I have been debugging an Ecto performance issue with a slow Ecto Query against a PostgreSQL database, and I managed to narrow it down to an unnecessary pin (^) next to a constant value (module attribute). When the pin is present, the Ecto Query can often hang for many seconds or even time out. Without the pin, the query usually takes just a few milliseconds.
The query in question looks like this:
from(t in Table,
where:
t.tenant_id == ^user_tenant_id and
t.context_id == ^context_id and
t.status in ^@active_statuses,
order_by: [desc: t.id],
limit: 400,
select: t.id
)
where id
s are bigint IDs, status
is varchar(255)
, @active_statuses
is a list of ["open", "pending"]
, and there is an index on [:tenant_id, :context_id, :status]

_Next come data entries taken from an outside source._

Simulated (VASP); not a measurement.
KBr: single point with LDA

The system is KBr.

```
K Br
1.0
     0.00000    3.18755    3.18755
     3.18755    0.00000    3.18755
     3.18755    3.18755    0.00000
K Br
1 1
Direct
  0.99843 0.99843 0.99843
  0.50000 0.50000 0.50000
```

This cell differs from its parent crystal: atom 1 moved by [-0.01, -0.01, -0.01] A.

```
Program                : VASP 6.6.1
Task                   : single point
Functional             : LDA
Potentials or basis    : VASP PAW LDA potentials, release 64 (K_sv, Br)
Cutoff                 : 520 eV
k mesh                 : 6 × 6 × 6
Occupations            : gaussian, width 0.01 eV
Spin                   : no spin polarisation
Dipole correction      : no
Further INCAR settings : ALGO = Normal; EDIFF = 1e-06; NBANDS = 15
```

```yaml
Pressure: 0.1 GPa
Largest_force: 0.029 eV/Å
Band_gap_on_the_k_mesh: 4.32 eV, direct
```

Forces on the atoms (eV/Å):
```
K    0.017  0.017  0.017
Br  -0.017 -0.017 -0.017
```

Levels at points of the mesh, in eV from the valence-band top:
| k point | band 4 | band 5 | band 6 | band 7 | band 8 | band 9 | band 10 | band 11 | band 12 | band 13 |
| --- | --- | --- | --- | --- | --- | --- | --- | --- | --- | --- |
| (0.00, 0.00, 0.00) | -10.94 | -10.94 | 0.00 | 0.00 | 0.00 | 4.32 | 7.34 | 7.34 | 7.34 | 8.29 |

The table is pretty big (4_000_000
+ rows). A single tenant may have hundreds of thousands of rows but the vast majority of rows (probably ~95%) have status that is not one of the active
ones.
To debug I ran explain
on the query in production with various parameters interchangeably (but keeping all three pins, including the statuses
one):
Ecto.Adapters.SQL.explain(DB.Repo, :all, query, analyze: true, verbose: true, buffers: true) |> IO.puts()
But I couldn’t reproduce the slowdowns this way, queries were using the correct index and had always the same plan. Executing the very same query immediately after with Repo.all(query)
would hang for seconds.
I rewrote the Ecto query to make it a raw SQL query, copying what Ecto was generating for it, deployed to production, and it made a huge difference - all the timeouts are just gone!
query =
"SELECT t.id FROM table as t WHERE t.tenant_id = $1 AND t.context_id = $2 AND (t.status)::text = ANY ('{open,pending}'::text[]) ORDER BY t.id DESC LIMIT 400;"
ids_result = Ecto.Adapters.SQL.query!(Repo, query, [user_tenant_id, context_id])
List.flatten(ids_result.rows)
I further investigated and managed to go back to an Ecto Query - the fix to make it fast turned out to be just changing ^@active_statuses
to @active_statuses
! But explain
still shows the same execution plan, no matter if we use ^
or not.
It seemed natural for us that queries against that table could be slow, but having them so slow that they were often timing out was problematic. We are aware of other optimization options like reorganizing indexes, partial indexes and partitioning, but we’d like to understand why the pin makes such a huge difference?
From Ecto documentation:
The pin operator instructs the query builder to use parameterized SQL queries protecting against SQL injection.
So the Ecto Query interface is flexible, and allows to mark constants as parameters as well - not just variables.
Another angle we looked at were prepared statements. Above raw SQL query will not use a prepared statement, so PostgreSQL will plan each execution separately. But the performance issues are gone after going back to an Ecto Query as well, just after removing the pin.
Does anyone know what might be happening here? I would appreciate any hints to further narrow down and understand this behavior.